Note ban impact to be factored into Feb. 28 estimate report

India’s gross domestic output is expected to grow at a slower pace of 7.1 per cent in 2016-17 compared to the 7.6 per cent clocked in the previous year, Chief Statistician TCA Anant said on Friday.

But this doesn’t factor in the impact of the Centre’s decision to scrap high-value currency notes on November 8.

Data from seven months

Stressing that this estimate, which is in sync with the Reserve Bank of India’s economic growth forecast, is largely based on data from the first seven months of the year, Mr. Anant said outcome-based numbers from the September to December quarter would be captured in the next growth projection to be released on February 28.

On growth forecasts by analysts emphasising a negative impact of the note ban, Mr. Anant said, “We don’t produce ad hoc estimates in general… As a conscious approach, we do not use untried, unverified or unsubstantiated methods to make adjustments to GDP.”

Two options

“In the absence of data, there are only two options: you can stay with existing structures and forecast them or, as a lot of people have done, make assumptions about what the structures are. But those are not statistical exercises so it is difficult to argue what the level of confidence in them would be,” he said.

The gross value added (GVA) is estimated to grow 7 per cent in 2016-17 compared with a growth rate of 7.2 per cent in 2015-16. The agriculture sector saw significant growth with its GVA estimated to grow 4.1 per cent in 2016-17 up from 1.2 per cent in the previous year. The service sector in aggregate is expected to grow 7.9 per cent in 2016-17, slower than the 8.1 per cent seen in the previous year.

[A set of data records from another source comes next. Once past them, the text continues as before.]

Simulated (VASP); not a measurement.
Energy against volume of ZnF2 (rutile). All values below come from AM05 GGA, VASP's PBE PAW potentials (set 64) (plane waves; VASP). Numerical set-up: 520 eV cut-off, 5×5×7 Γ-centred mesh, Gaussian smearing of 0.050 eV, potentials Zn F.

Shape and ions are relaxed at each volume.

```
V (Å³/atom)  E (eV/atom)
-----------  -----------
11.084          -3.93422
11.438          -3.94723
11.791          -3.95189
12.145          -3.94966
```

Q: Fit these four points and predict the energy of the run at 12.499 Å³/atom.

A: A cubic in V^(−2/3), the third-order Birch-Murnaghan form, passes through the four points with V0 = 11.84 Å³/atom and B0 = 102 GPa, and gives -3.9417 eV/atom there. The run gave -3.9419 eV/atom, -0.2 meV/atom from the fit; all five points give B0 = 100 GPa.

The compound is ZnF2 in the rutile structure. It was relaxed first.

Manufacturing, on the other hand, is expected to witness a slowdown, with the sector’s GVA to grow 7.4 per cent in 2016-17 down from 9.3 per cent in 2015-16. The projection also factors in a huge jump in Government Final Consumption Expenditure, which is expected to grow 23.8 per cent in 2016-17 compared with 2.2 per cent in 2015-16, part of which could be on account of rise in wage and salary payments, he explained. As for the impact of demonetisation on the next growth estimate, Mr. Anant said: “I don’t think there is any method available that would lead to a higher level of confidence than what we have done. People have lots of expectations but it is a safe practice to stay with whatever is reflected in actual outcome-based data.”